FastTree error while constructing tree
1
1
Entering edit mode
2.2 years ago
Moses ▴ 130

Hey All,

I am trying to infer a phylogeny from a multiple sequence alignment using FastTree program, however the program is giving me an error when I run it over the multiple sequence alignment and I can not figure out what the error is saying (not really that informative).

My original alignment has a total of 3,307 species (sequences), and 95,678 columns. I was able to infer a phylogeny successfully using FastTree over this alignment in about 16 hours. However upon checking my alignment I noticed it is highly fragmented and of very poor quality because I do not do any post processing after I concatenate my individual alignments obtained from MUSCLE.

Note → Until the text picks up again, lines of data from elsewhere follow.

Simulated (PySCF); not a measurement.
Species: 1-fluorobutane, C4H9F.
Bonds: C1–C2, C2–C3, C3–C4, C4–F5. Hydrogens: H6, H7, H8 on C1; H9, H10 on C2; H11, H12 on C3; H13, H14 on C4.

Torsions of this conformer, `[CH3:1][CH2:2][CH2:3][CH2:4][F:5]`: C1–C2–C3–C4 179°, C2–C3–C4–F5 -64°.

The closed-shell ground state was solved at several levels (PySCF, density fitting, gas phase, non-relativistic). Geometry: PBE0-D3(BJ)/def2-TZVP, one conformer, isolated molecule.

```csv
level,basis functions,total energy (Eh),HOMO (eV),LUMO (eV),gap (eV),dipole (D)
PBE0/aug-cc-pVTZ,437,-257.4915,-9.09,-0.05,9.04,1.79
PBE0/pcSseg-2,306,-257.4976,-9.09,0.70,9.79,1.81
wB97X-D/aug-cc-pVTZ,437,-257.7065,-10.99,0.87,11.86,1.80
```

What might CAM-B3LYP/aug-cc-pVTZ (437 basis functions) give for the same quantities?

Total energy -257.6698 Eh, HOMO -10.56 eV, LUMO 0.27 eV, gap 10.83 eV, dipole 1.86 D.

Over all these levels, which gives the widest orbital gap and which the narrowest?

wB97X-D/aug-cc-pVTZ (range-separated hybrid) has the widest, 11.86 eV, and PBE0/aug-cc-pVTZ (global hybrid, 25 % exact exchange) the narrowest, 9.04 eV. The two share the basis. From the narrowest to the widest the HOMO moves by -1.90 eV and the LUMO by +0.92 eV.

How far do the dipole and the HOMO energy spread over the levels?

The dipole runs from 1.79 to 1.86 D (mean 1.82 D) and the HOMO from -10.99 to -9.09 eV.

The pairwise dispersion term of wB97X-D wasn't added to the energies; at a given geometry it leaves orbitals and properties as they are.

I tried to post-process the alignment file using Gblocks however I think the default parameters are too conservative and it is resulting in an empty alignment file. I made my own python script to improve the quality of this alignment, and this is where the problem starts I think:

basically what I do in my script is I take in the MSA and check 3 things:

1) I remove all the columns that have gaps in more than half of the sequences.
2) I remove all the columns that dont have a consensus amino acid in at least 25% of the sequences
3) finally I remove all the rows (i.e. the species) that have gaps in more than half of their total sequence length


After these filtering criteria the script outputs a new multiple sequence alignment with the suffix '_clean_columns_clean_rows.fasta'. The new multiple sequence alignment now has 3,294 rows (i.e. species) and 30,634 columns.

Now I issue a FastTree command to infer a phylogeny over this new alignment with the following paramters:

FastTree -lg -pseudo -spr 4 -mlacc 2 -slownni supermat_clean_columns_clean_rows.fasta > supermat_clean_columns_clean_rows_FastTree.tree


I use the -pseudo -spr 4 -mlacc 2 -slownni parameters on purpose to perform a rigorous search and to get a tree as accurate as possible using the heuristic search. The program after running sometime it starts prtinting values for eigen vecters such as this:

eigeninv = c( 1.0797265, -0.1849245, -2.2736955, -1.3477029, ....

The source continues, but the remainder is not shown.